Plurality votes are not in the interest of the public and weaken the court as an institution. The Supreme Court is appointed to announce decisions that govern the land and just as importantly, provide their rationale. Now, in a case that affects a significant chunk of the workforce, the High Court shirked that responsibility by mucking its cards face down. The Court merely proffered a few terse words stating that there is an equally divided panel, and the lower court decision is upheld. Such results, which have occurred twice already, make the institution less than supreme.

Chief Justice Roberts holds a special role in guarding the integrity of the Court, and failed in his handling of this case to avoid the tie. Shortly before Justice Scalia died, Roberts gave a speech at New England Law School where he remarked that the justices are not to act as Republicans or Democrats. He showed that he has little interest in living up to this ideal by voting against 40 years of precedent, even when he knew there were not enough votes for an override.

Roberts is both the spokesman for the Court and the administrator of work. Significantly, the chief assigns who writes an opinion when he aligns with the majority. Decisions are to be equally divided numerically, but the chief has the power of assigning far-reaching decisions at his discretion.   Warren Burger infamously would use the following stratagem — he would let the other justices vote on a given case and then, more often than his predecessors, join the majority view. Burger would do this in cases he disagreed with to reserve the right to assign the author and dilute the impact of decisions he disagreed with. Roberts’ should have followed this lesson in this case as voting with the union position would have permitted him to actually embrace the conservative values of respect for the states’ rights and principles of federalism.

Since the decision in Abood v. Detroit Board of Education in 1977, states have been able to make the exact type of labor choice states should possess.  California and New York, for example, have laws that permit workers to form a public sector union for each category of workers, such as firemen, police, and teachers. This serves the state’s interests of making negotiations manageable and prevents inter-union rivalries and avoids trying to enforce multiple agreements. In such systems, the law imposes on the union the legal duty to represent non-members.   States have every right to conclude that strong public unions create the rising tide that lifts all boats as to the average government worker’s wages, hours, health and pension benefits. The agency fee has been justified given that non-union members receive value, in the form of a bargaining representative, for the fees the state mandates.

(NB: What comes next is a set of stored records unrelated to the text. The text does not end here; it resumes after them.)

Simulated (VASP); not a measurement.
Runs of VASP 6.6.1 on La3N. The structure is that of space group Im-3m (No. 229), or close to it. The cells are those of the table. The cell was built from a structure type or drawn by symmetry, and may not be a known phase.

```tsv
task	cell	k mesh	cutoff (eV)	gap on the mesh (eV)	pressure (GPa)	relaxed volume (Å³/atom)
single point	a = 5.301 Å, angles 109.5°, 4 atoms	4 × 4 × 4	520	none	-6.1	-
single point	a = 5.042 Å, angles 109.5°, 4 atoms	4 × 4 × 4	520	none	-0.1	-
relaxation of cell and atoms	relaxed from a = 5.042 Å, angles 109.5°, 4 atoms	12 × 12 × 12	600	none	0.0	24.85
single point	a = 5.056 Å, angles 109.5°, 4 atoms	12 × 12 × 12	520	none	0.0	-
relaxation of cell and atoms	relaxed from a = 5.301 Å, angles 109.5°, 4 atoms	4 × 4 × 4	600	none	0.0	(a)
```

Just under half the states have opted to impose the agency fee. The other half have chosen to do the opposite. Many public unions have also, under both Democratic and Republican leadership, been subjected to pension limitations and tier restructuring over the last decade. Ultimately, the nation has divided itself in line with the prevailing views of each locality on public sector labor issues. This is how it should be under our representative system of government. Roberts should have, at the very least, acknowledged this trend and worded the Freidrichs opinion in such a way that highlights there is momentum to voluntarily opt out of such arrangements rather that apply a stretched view of the First Amendment that respected conservative jurists have rejected in the past.

Abood was decided in a manner where reasonable conservative minds differed as to the correct result. Potter Stewart (appointed by Eisenhower) and Lewis Powell (appointed by Nixon) were moderate Republicans who came to different conclusions on the issue of whether imposing such a fee violates the freedom of speech and association rights of the aggrieved non-union workers. Justice Stewart, writing for the majority, made the practical finding that just as union members often disagree with their own union’s positions, the same dynamic plays out with the non-union worker.  However, all are bound because of a local legislative determination that the union acts for the benefit of the whole. When the state acts as employer, the Supreme Court has historically allowed the state to put its union and non-union workers on equal footing in this context given the simple recognition that there will always be a dissenter among a group. Abood also permits the aggrieved worker to recover any funds the union uses for political expenses. Awarding the dissenter the right to freeload off the union’s bargaining efforts is something that Justice Scalia may still not have been apt to do.